Keeping up with Google+ is — for me — a never-ending roller-coaster ride. At first, I loved Google’s social network. Then it slipped out of my list of daily must-visit sites, in part because the quality of the conversation seemed to plummet. Then I wanted to get back into it, but found it less than satisfactory on my main computer, the iPad. Then I got irritated with the way in which Google seemed to be turning many of its other services into promotioonal vehicles for Google+.

And now I’m interested in Google+ once more, based on the strength of its all-new iPhone app.

In the blog post announcing the update, Google+ honcho Vic Gundotra calls it “a feast for the eyes,” which sounds like wanton hype. It’s not. The app is beautifully polished, with subtle animations and an extremely responsive touch interface that makes browsing through Google+ updates and photos addictive in a way it’s never been in the full-blown browser version of the service. And it’s got a look that’s distinctively its own. I’ve never seen anything like it from Google or anyone else.

Building an ambitious and elegant Google+ for the iPhone is a smart move on Google’s part, in part because its arch-nemisis, Facebook, has an iPhone app that just isn’t very exciting. (I also find it so slow that I have an almost-subconscious tendency to avoid using it.) If you’ve got an iPhone and love Google+, I suspect you’ll love this app; if you’ve got an iPhone and have never been smitten with Google+, the app might make you a believer.

But I’m still frustrated by Google+. The new app is an iPhone app — there’s no version tailored for the iPad. And Google+, as it appears in the iPad’s Safari browser, is often literally unusable, at least for me. I just tried to post a laudatory update about the iPhone app from my iPad, but Google+ wouldn’t let me publish my update until I’d selected one or more Circles — and wouldn’t show me the list of Circles so I could select any.

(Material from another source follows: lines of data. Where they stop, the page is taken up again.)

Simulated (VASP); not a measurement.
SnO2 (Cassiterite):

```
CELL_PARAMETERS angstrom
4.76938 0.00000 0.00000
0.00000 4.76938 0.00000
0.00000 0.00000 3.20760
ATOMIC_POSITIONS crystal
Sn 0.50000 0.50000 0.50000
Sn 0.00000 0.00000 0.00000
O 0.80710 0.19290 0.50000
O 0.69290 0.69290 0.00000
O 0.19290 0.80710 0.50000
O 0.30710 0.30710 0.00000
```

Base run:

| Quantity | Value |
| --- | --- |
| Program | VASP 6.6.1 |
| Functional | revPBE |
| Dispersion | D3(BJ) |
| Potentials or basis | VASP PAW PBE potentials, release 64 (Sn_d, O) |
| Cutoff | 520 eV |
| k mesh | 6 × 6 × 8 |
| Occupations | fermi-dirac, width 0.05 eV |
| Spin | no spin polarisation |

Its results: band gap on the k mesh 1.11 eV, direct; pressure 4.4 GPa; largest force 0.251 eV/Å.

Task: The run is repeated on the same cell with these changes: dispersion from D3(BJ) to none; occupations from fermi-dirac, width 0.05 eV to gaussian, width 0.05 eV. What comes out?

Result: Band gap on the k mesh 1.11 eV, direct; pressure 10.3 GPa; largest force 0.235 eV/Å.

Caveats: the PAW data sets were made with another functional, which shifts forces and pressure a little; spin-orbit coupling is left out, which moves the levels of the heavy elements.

As the new iPhone app shows, Google is capable of writing iOS software that’s at least as good as anything it creates for Android. (It even rolled out the iPhone update first — it says the Android version will be along in the coming weeks.) With the iPad, however, its efforts often seem half-baked. The official Gmail for the iPad, for instance, is a major disappointment which doesn’t even support multiple accounts. And Google+ is such a mess that it leaves me thinking that nobody who’s responsible for the service is an iPad user.

Of course, it’s possible that Google is hard at work on a new Google+ for the iPad that isn’t quite ready yet. I want to love the service all over again — but I can’t until it’s a joy to use on the device I use the most.